Oyster boats return to the Rappahannock
by Larry S. Chowning
The oyster season opened on the Rappahannock River October 1 and the area known as Drumming Ground and other grounds inside the Corrotoman River have been loaded with oyster boats.
Tommy Kellum of Kellum Seafood in Weems has 20 oyster boats moored at his dock, and Ampro Shipyard next door has 10 more. Oystermen have come from Gloucester, Mathews, Middlesex, Lan-caster, Northumberland and Gloucester counties and Tangier Island to work the grounds.
“There are at least 45 oyster boats working in the river and the last time we’ve seen that was in 1988,” said Kellum. “We are having people call us wondering what all those boats are doing. They’ve never seen anything like it.”
The oystermen are working small 22-inch wide oyster scrapes out of small and large boats. Usually, there are two men to a boat and, if both have licenses, they can harvest up to 16 bushels a day. The two-man rigs are catching about 12 bushels a day, and the single man rigs are catching 6 bushels.
Oysters are selling for $35 a bushel at the dock and Kellum said he is buying around 180 bushels a day from 20 boats. Kellum Seafood has a 40-person shucking house, which is the second largest in this area.
Some of the Rappahannock River oysters are also going to the half-shell market and are being boxed and shipped out still in the shell, said Kellum.
Kellum said the first week or so oystermen were catching their limit, but catches have fallen off since then. He said there has been an increased effort by local watermen because the price of James River oysters has fallen. “A lot of the boys working the James have moved up here,” he said.

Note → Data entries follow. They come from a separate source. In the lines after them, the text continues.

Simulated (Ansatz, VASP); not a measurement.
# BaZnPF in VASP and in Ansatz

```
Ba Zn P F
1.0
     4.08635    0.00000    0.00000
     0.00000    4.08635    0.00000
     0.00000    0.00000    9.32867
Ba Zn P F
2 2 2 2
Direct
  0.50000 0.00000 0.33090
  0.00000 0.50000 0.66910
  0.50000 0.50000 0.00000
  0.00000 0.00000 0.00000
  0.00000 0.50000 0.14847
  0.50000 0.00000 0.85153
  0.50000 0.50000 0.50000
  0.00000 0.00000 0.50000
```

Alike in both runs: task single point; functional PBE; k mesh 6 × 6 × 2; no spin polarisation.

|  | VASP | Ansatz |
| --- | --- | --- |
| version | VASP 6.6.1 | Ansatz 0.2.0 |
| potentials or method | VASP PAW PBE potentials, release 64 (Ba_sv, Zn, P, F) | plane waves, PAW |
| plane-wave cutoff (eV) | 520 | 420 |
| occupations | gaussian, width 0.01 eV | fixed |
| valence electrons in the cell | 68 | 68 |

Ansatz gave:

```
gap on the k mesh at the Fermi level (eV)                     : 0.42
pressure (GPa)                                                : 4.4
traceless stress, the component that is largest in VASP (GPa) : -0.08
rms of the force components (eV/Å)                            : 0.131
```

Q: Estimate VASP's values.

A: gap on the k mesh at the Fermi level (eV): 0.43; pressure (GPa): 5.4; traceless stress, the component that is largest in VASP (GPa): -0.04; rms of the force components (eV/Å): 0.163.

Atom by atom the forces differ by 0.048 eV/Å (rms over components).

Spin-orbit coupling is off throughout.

On December 1, the boats will move to the Middlesex side of the river and work the area from Parrott’s Island to North End on the south side of the Rappahannock. “There should be oysters there,” said Kellum, “and there should be larger oysters than what we have over here, but I don’t think there will be as many.”
Kellum said there are a lot of 2 1/2-inch oysters on Drumming Ground that cannot be harvested. The size limit is 3 inches. He is concerned that 45 boats might be too many and wonders how long the grounds will continue to be productive.
Rufus Ruark of Shores and Ruark Seafood in Middlesex County said he only has one boat with a two-man crew working from his dock. They are catching anywhere from 9 to 11 bushels per day, he said.
Ruark said most Rappahan-nock oysters are being sold to Kellum’s, but there are other buyers from Mathews and Gloucester.
“All of these boats are a good sight to see,” said Kellum. “The area where they are working used to be fronted by two farms. There are housing developments there now, and most of those people have never seen anything like this.”